NCLR Responds to Congressman Barney Frank’s Retirement After 30 Years of Service

(San Francisco, CA, November 28, 2011)—Today, Representative Barney Frank (D-Mass) announced he would not seek reelection in 2012, which signals an end to a 16-term congressional career that has spanned 30 years.

Frank was first elected in 1981, and in 1987, became the first sitting member of Congress to publicly come out as gay. Since that time, he has become a leading lawmaker advancing the rights of the LGBT community. He has been instrumental in the passage of a number of pro-equality pieces of legislation including the Matthew Shepard and James Byrd, Jr. Hate Crimes Prevention Act and the repeal of the U.S. military’s Don’t Ask Don’t Tell policy.

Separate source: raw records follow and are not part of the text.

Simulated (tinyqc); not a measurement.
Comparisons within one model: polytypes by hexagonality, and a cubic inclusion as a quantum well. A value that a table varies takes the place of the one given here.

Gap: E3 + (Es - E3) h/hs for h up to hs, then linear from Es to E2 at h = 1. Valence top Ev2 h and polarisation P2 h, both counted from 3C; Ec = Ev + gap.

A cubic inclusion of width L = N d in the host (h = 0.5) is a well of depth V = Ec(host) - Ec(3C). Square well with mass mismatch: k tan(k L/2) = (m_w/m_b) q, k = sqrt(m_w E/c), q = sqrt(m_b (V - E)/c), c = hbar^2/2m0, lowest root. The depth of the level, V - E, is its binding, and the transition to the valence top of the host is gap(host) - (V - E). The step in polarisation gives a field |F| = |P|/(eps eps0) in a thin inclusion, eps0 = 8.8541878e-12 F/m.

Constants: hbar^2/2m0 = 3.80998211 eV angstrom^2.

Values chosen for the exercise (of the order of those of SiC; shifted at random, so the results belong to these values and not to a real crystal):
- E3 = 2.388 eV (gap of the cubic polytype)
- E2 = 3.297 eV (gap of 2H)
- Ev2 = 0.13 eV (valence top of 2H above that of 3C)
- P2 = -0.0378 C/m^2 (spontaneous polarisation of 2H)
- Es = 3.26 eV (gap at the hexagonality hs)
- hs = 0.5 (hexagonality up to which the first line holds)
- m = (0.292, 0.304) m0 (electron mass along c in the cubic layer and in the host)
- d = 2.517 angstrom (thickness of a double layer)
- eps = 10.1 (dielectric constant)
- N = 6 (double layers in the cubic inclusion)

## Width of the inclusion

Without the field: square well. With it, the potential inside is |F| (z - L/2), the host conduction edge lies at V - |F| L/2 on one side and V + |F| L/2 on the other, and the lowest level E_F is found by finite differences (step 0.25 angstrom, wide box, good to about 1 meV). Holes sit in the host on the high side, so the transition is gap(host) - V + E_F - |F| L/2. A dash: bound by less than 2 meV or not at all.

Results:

Statement by NCLR Executive Director Kate Kendell, Esq.:

“Congressman Barney Frank has been a strong and unapologetic leader in Congress on gay issues for more than two decades, courageously serving as the first openly gay Congressperson when Bowers v. Hardwick was still law. Time after time, Congressman Frank has stood tall and put himself personally on the line to change the way that those on Capitol Hill and all branches of government treat LGBT people. Others have followed in his footsteps, but he led the way. We would not be where we are today as a movement or as a nation without Congressman Frank’s leadership. His particular brand of fierce and unyielding leadership on behalf of the LGBT community—and on so many issues of critical import to the nation—will be sorely missed when he retires.”